Hi Team -
When I have millions of workflows that have Workflow.sleep() used , I saw several threads where it is mentioned that this is resource light and we can scale to millions as long as the DB has the space to store the sleeping workflows.
Is it the worker process that polls the DB to check when it is time to fire these tasks ? I am trying to use this feature of temporal as an Event scheduling service, so want to do a load test to see if the system scales to millions of sleeping WFs. I am not exactly sure if the workers poll the timers stored in DB or is it some other component (temporal service) .
Would be great if you could help me get some clarity.
Is it the worker process that polls the DB to check when it is time to fire these tasks ?
No, service creates and manages user timers durably. When timer fires service needs to deliver the timer fired event to your worker so it can continue your workflow execution. It does that by creating a workflow task and dispatching it to your worker.

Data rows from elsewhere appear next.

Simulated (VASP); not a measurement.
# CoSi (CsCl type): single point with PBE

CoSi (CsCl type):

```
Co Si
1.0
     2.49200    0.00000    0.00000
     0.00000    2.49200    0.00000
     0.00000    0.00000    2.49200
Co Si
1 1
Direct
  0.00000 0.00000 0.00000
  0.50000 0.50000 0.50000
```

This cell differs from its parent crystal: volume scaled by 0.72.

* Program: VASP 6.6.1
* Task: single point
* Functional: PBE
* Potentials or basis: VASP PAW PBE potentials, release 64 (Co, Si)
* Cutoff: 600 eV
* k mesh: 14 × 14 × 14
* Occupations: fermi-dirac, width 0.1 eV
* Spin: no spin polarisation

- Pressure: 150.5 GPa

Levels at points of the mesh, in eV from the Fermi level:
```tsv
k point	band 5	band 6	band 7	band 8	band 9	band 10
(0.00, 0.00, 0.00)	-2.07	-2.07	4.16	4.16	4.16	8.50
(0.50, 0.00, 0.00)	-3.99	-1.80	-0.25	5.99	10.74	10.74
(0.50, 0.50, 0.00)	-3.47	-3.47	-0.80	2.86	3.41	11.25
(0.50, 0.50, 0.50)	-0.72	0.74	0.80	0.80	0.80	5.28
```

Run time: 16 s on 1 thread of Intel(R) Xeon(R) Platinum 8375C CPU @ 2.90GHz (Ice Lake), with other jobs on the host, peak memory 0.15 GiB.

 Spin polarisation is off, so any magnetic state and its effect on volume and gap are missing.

I see this column called shard_id in the timer_tasks table, so I am assuming there are multiple processes or threads monitoring these timers. Is it correct to assume that this is horizontally scalable ? I am running temoporal on my local docker, so not sure how to check which component of the temporal service should be scaled out for supporting millions of timers apart from the DB .
This is what the docs say - not sure which component apart from DB to scale out. "Temporal has two main parts: 1. Your application 2. The Temporal Service (a set of services and components)"
Yes, it is horizontally scalable. Each shard has its own queues, including a durable timer queue. Note that it is not possible to change the number of shards after a cluster was initialized.